CPU / CUDA:0 RuntimeError - Help please!

ExtinctionEvent · November 17, 2022, 12:16pm

Hi all,
I’m new to PL, but comfortable in Pytorch, and Ive been trying to build a super simple classifier model using PL, to learn the ropes.

My model runs fine on CPU but when I add accelerator="gpu", devices=1 to pl.Trainer() I get the following frustrating Runtime error:

RuntimeError: Expected all tensors to be on the same device, but found at least two devices, cuda:0 and cpu! (when checking argument for argument index in method wrapper__index_select)

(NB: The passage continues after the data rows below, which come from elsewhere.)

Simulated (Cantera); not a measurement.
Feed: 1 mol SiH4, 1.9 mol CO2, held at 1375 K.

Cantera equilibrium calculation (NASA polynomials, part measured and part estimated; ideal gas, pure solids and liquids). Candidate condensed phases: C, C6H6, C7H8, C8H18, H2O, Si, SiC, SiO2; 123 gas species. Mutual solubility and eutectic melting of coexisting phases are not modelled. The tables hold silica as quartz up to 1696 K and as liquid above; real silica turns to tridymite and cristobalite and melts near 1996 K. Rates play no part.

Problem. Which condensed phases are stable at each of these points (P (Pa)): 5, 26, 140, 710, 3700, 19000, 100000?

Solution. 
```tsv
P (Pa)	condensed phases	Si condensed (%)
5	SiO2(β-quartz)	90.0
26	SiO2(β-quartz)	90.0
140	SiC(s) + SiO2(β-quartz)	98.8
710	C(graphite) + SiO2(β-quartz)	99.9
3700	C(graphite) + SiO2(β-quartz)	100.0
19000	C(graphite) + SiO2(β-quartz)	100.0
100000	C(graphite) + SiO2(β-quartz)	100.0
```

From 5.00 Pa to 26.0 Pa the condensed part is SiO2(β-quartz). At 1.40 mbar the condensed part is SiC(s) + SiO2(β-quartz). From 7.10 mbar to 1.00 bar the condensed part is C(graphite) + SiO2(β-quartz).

The data set is a simple pandas dataframe, loaded from csv, with a bunch of continuous data fields and a categorical field needed for embedding

Heres my code…

# Dataset...

class RaspDataset(Dataset):
    def __init__(self, df):
        self.X = df.values[:,1:-2]
        self.takeoff = df.values[:,-2]
        self.Y = df.values[:, -1]
    
    def __len__(self):
        return self.X.shape[0]
    
    def __getitem__(self, idx):
        y = self.Y[idx]
        return self.X[idx], self.takeoff[idx], y

Heres my NN model…

class RaspModel(pl.LightningModule):
    def __init__(self):
        super().__init__()
        self.takeoff_embedder = nn.Embedding(df.takeoff.nunique()+1, 5)
        self.l1 = nn.Linear(35, 10)
        self.relu1 = nn.ReLU()
        self.l2 = nn.Linear(10,1)
        self.sig1 = nn.Sigmoid()   
    
    def forward(self, x, takeoff):
        takeoff = takeoff.type(LongTensor)
        takeoff = self.takeoff_embedder(takeoff)
        x = cat((takeoff, x),1)
        x = x.type(FloatTensor)
        x = self.l1(x)
        x = self.relu1(x)
        x = self.l2(x)
        return self.sig1(x)

And heres my PL code…

class LitModel(pl.LightningModule):
    def __init__(self, rasp_model, data, weight):
        super().__init__()
        self.rasp_model = rasp_model
        self.loss_fn = nn.BCELoss(reduce=False)
        self.data = data
        self.weight = from_numpy(weight)
    
    def training_step(self, batch, batch_idx):
        x, takeoff, y = batch
        weight_ = self.weight[y.data.view(-1).long()].view_as(y)
        y = y.view(-1, 1)
        y = y.type(FloatTensor)
        x_hat = self.rasp_model(x, takeoff)
        loss = self.loss_fn(x_hat, y)
        loss = loss * weight_
        loss = loss.mean()
        return {'loss':loss}
    
    def test_step(self, batch, batch_idx):
        x, takeoff, y = batch
        weight_ = self.weight[y.data.view(-1).long()].view_as(y)
        y = y.view(-1, 1)
        y = y.type(FloatTensor)
        x_hat = self.rasp_model(x, takeoff)
        test_loss =  self.loss_fn(x_hat, y)
        test_loss = test_loss * weight_
        test_loss = test_loss.mean()
        return {'loss':test_loss}
    
    def predict_step(self, batch, batch_idx, dataloader_idx=0):
        x, takeoff, y = batch
        pred = self.rasp_model(x, takeoff)
        return pred
    
    def configure_optimizers(self):
        optimizer = Adam(self.parameters(), lr=1e-3)
        return optimizer
    
    def train_dataloader(self):
        rasp_train_dataset = RaspDataset(self.data)
        #rasp_test_dataset = RaspDataset(test_df)
        rasp_train_loader = DataLoader(rasp_train_dataset, batch_size =10,  shuffle=True)
        #rasp_test_loader = DataLoader(rasp_test_dataset,  shuffle=False)
        return rasp_train_loader

Im sure the solution is really simple, I just cant see it!

Thanks in advance

ExtinctionEvent · November 17, 2022, 4:54pm

I figured it out…
It was my weight parameter in the init
as per the documentation…

The LightningModule knows what device it is on. You can access the reference via self.device. Sometimes it is necessary to store tensors as module attributes. However, if they are not parameters they will remain on the CPU even if the module gets moved to a new device. To prevent that and remain device agnostic, register the tensor as a buffer in your modules’ init method with register_buffer().

So I deleted the self.weight and added…
self.register_buffer("weight", from_numpy(weight))